Abstract: In the Inner Basin of the Columbia Hills, Gusev Crater is Home Plate, an 80 m platform of layered clastic rocks of the Barnhill class with microscopic and macroscopic textures, including a bomb sag, suggestive of a phreatomagmatic origin. We present data acquired by the Spirit Mars Exploration Rover by Alpha Particle X-Ray Spectrometer (APXS), Mössbauer Spectrometer, Miniature Thermal Emission Spectrometer (Mini- TES), and Panoramic Camera (Pancam) for the Barnhill class rocks and nearby vesicular Irvine class basalts. In major element concentrations (e.g., SiO2, Al2O3, MgO, and FeO*), the two rock classes are similar, suggesting that they are derived from a similar magmatic source. The Barnhill class, however, has higher abundances of Cl, Br, Zn, and Ge with comparable SO3 to the Irvine basalts. Nanophase ferric oxide (np ox) and volcanic glass were detected in the Barnhill class rocks by Mössbauer and Mini-TES, respectively, and imply greater alteration and cooling rates in the Barnhill than in the Irvine class rocks. The high volatile elements in the Barnhill class agree with volcanic textures that imply interaction with a briny groundwater during eruption and (or) by later alteration. Differences in composition between the Barnhill and Irvine classes allow the fingerprinting of a Na-Mg-Zn-Ge-Cl-Br (±Fe ± Ca ± CO2) brine with low S. Nearby sulfate salt soils of fumarolic origin may reflect fractionation of an acidic S-rich vapor during boiling of a hydrothermal brine at depth. Persistent groundwater was likely present during and after the formation of Home Plate.

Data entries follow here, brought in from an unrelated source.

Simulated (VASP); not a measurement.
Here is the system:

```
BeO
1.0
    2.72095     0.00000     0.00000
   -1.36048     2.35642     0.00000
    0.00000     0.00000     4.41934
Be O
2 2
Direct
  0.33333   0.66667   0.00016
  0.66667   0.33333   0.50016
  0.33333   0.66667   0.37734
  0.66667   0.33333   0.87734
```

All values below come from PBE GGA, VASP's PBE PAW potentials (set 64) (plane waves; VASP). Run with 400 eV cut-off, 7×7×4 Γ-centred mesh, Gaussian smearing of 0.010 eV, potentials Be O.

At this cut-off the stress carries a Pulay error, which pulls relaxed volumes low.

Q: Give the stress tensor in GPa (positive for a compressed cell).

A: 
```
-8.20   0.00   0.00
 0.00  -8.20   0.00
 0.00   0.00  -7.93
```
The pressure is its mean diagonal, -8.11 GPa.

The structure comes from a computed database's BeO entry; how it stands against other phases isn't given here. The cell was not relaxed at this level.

DOI Link: 10.1029/2007JE003027
Rights: Copyright 2008 by the American Geophysical Union. AGU allows authors to deposit their journal articles if the version is the final published citable version of record, the AGU copyright statement is clearly visible on the posting, and the posting is made 6 months after official publication by the AGU.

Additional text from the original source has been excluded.